Gael Monfils met Federico Delbonis for the second time in his career on Stadium 2 in the fourth round of the BNP Paribas Open. While their first meeting took three sets for the Frenchman to topple the Argentinean, Monfils won in straight sets in this Masters 1000 event. The lefty was able to defeat Andy Murray in the third round, but his powerful forehand was no match for the speed and showmanship of Monfils. It took a hour and 18 minutes for the Gael Force to come out on top, 6-3, 6-4.
Monfils Rides Strong Services
Coming out of the gates hot, Monfils won the first game at love jumped out to a 0-30 lead in Delbonis' first service. Two unforced errors by the Frenchman tied the game score up at 30 apiece. Monfils was able to earn his first break point as he held a 30-40 lead, but the Argentinean held on to make it 1-1.
The 13th seed had little trouble holding serve as he took a 40-0 lead--beginning his service a perfect 7/7--and winning the game at 15. Up 2-1, with a score of 30-30, Monfils was gifted a break point on a double fault. He couldn't capitalize on that opportunity, but his next two points were pure and Delbonis' serve was broken for the first time in the match. That break, along with another hold after a botched smash by the 53rd-ranked ATP player, gave the 16th-ranked ATP player a 4-1 advantage. Both players held for the rest of the set and Monfils won the set, 6-3--ending it on an ace after 31 minutes of action.
The major advantage for Monfils was his rock solid service play. He won all but five of his service points, and it made his one break enough to take the first set. Delbonis won only 58 percent of his service points, and that proved to be the difference.
For Monfils, Two Breaks Is All It Takes
Putting the first set behind him, Delbonis was able to take the first two points quickly. Unfortunately, that was the only quick part of the game as it went to five deuces and lasted a whopping nine minutes and 46 seconds. It eventually ended with Monfils breaking the Argentinean's serve after squandering his first break point at 30-40.

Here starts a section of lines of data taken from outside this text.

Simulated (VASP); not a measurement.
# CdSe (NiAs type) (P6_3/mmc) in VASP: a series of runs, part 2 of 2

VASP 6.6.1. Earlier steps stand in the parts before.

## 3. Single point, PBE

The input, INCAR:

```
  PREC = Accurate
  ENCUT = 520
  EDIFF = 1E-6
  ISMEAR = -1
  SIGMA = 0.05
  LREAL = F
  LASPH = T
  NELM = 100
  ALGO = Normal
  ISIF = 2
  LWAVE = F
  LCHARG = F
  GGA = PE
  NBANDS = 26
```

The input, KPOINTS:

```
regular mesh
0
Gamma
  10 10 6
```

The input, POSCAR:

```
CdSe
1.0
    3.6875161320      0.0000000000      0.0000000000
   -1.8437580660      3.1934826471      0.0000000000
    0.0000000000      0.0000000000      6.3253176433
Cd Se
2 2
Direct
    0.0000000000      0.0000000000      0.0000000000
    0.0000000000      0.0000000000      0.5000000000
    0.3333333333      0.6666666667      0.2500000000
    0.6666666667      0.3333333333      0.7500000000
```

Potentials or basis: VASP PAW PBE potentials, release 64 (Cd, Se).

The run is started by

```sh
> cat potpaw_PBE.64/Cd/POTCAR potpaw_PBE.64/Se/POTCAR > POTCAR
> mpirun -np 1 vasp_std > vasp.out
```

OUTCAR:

The Frenchman's first service of the second set went much quicker as he went on a 4-point run--ending with a beautifully played serve-and-volley--to hold serve and take a 2-0 lead. In the next game, Delbonis took a 40-15 lead, but Monfils climbed back to make it deuce. The lefty won the next two point and was on the board in the second set, but he wasn't done there. Delbonis won three straight return points and faced a triple break point. The Frenchman clawed back for two points--bringing the score to 30-40--but it wasn't enough and Delbonis broke Monfils for his only break in the match. A hold at 30 in his next service gave the Argentinean his first lead of the match via a three-game hot streak.
It was then that Monfils took over for good; he held his next serve at 30 and followed it with a break at 30. With the lead returned to its rightful owner, he merely had to hold for the rest of the match. That's exactly what Monfils did; along with a 6-4 win, he ended the second set the same way he did the first--with an ace. Delbonis could not handle the late-match push from the "Gael Force", and the service points won discrepancy of 52 percent to a very nice 69 percent also hurt his upset hopes.
Monfils will move on to play Milos Raonic, who eliminated him in the quarterfinals of the Australian Open earlier this year, in the quarterfinals on Friday.